DAEJEON (Yonhap) -- A South Korean consortium will carry out its second inspection of a North Korea-Russia economic project next week, Korea Railroad Corp., one of the consortium members, said Tuesday.
The second inspection aims to examine the business feasibility of the so-called Rajin-Khasan logistics project to make the North Korean northeastern port city of Rajin a logistics hub by linking it to Russia's Trans-Siberian railway.
Last September, Russia reopened a 54-kilometer stretch of track linking Khasan, a Russian eastern border city, and Rajin after a five-year renovation.
A 40-member delegation will fly to Russia's Vladivostok on Monday to participate in a ceremony to mark the launch of the project slated for Friday. South Korea's unification ministry has said that a formal deal between the South Korean consortium and its Russian counterpart for the project will be signed in the second half of the year.
The consortium is comprised of three South Korean companies -- the state-run railroad operator KORAIL, No.1 steelmaker POSCO and the second-largest shipping company Hyundai Merchant Marine Co.
The consortium joined the project by purchasing stakes in RasonKonTrans, a North Korea-Russia joint venture, due to sanctions banning inter-Korean trade that were introduced in May 2010, after the deadly sinking of a South Korean navy ship that was blamed on the North.

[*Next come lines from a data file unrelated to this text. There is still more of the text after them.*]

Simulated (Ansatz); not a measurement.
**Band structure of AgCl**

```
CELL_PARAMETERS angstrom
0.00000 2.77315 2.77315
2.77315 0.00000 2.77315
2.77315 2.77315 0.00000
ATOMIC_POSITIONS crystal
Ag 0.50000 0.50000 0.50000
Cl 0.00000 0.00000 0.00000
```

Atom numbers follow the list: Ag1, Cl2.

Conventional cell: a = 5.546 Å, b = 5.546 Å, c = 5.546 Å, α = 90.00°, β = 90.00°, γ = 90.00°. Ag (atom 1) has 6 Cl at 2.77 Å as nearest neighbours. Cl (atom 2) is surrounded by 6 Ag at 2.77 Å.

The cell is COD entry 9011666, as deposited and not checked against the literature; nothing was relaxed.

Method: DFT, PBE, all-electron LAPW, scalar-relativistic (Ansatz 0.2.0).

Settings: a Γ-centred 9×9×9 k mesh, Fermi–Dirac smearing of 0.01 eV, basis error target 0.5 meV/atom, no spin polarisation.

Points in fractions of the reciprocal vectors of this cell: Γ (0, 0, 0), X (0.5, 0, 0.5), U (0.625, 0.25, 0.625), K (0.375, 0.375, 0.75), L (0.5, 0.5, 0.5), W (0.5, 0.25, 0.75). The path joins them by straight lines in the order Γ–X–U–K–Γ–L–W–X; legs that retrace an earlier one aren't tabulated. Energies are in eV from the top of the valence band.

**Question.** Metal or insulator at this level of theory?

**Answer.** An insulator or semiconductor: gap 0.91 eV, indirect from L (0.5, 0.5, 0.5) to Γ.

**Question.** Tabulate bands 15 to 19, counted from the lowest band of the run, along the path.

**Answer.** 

North Korea owns a 30 percent stake in the joint venture, with Russia holding the rest. The South Korean firms are considering buying 50 percent of Russia's stake.
The project is closely linked to the "Eurasian Initiative," which is aimed at expanding South Korea's economic cooperation with Eurasian countries, proposed by South Korean President Park Geun-hye last year.
An 18-member team from the consortium conducted the first inspection of Rajin and the railway between Rajin and Khasan from Feb. 11-13.